I think great significance comes with a band’s fourth album. It’s a telling moment when you take into account what they have done before and what they just completed. How they’ve come this far (not all bands do), and where they’re evolving musically. And what that effort sounds like.
Results are mixed; you could have an album like Angles, by The Strokes, a band I love, but feel owed an apology to for this particular release. And on the flipside there’s No Doubt’s Tragic Kingdom and The White Stripe’s Elephant: amazing records that strengthen their respective catalogs.
I’m happy to say that Matt and Kim’s fourth album, Lightning, leans towards the latter. With their current release, Matt and Kim experiment with New Wave synths while maintaining their crazy energy and banter-filled lyrics.
After Sidewalks was bursting with hip-hop beats, I was expecting there to be more on their follow-up. But Lightning is scarce with it—they’re still staggered throughout, just not as saturated (most notably are the tracks “It’s Alright” and “I wonder”).
“Overexposed,” is definitely the most pop song on the album, and “Now” is the song that one second takes you in the Delorean to the 80s, Aqua Net hair and legwarmers, only to bring you back to the present for a punk chants.
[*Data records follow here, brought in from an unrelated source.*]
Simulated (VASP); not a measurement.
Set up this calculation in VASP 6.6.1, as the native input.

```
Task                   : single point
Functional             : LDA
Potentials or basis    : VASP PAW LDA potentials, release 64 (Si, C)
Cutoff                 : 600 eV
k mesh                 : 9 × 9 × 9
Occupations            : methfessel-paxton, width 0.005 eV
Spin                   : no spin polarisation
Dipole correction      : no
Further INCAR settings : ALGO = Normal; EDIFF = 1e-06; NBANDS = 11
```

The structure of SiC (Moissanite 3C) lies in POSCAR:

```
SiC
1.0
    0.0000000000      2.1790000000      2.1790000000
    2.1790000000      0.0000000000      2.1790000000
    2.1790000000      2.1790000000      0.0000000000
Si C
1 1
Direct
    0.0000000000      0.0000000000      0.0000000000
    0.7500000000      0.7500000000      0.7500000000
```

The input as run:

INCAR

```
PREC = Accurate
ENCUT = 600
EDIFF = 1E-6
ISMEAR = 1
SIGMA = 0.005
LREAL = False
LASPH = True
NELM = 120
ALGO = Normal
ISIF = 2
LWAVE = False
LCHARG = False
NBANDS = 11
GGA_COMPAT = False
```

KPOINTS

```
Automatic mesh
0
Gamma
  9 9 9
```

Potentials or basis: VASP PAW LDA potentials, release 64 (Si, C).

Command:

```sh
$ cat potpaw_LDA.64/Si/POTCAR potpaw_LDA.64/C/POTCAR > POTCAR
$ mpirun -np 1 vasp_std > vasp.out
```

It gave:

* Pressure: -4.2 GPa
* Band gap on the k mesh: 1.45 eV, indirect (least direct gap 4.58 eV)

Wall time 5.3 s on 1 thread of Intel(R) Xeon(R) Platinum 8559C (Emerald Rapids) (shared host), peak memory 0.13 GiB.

Overall, the thing that strikes the most is that they sound like Matt and Kim; within the whole album, there are their classic two-line lyrics, that are simple, illustrative, and deep (“Your watch is the same/But times have changed,” – from the song “Not That Bad”). Matt and Kim delve into several genres, but at their core they’re still the same dance-punk duo that makes you want to jump up and shout the lyrics along. Their video for “Let’s Go,” oozes this fact. Have you tried quietly sitting still while listening to their music? It’s fucking hard, if it’s at all feasible. Note: Matt and Kim have had music videos where people spontaneously show up and start dancing, and it seems completely natural.
And this is what is brilliant about their new album; that this pair from Brooklyn can bring new and old styles to their repertoire and it will still strike you in the face like a bolt of lightning.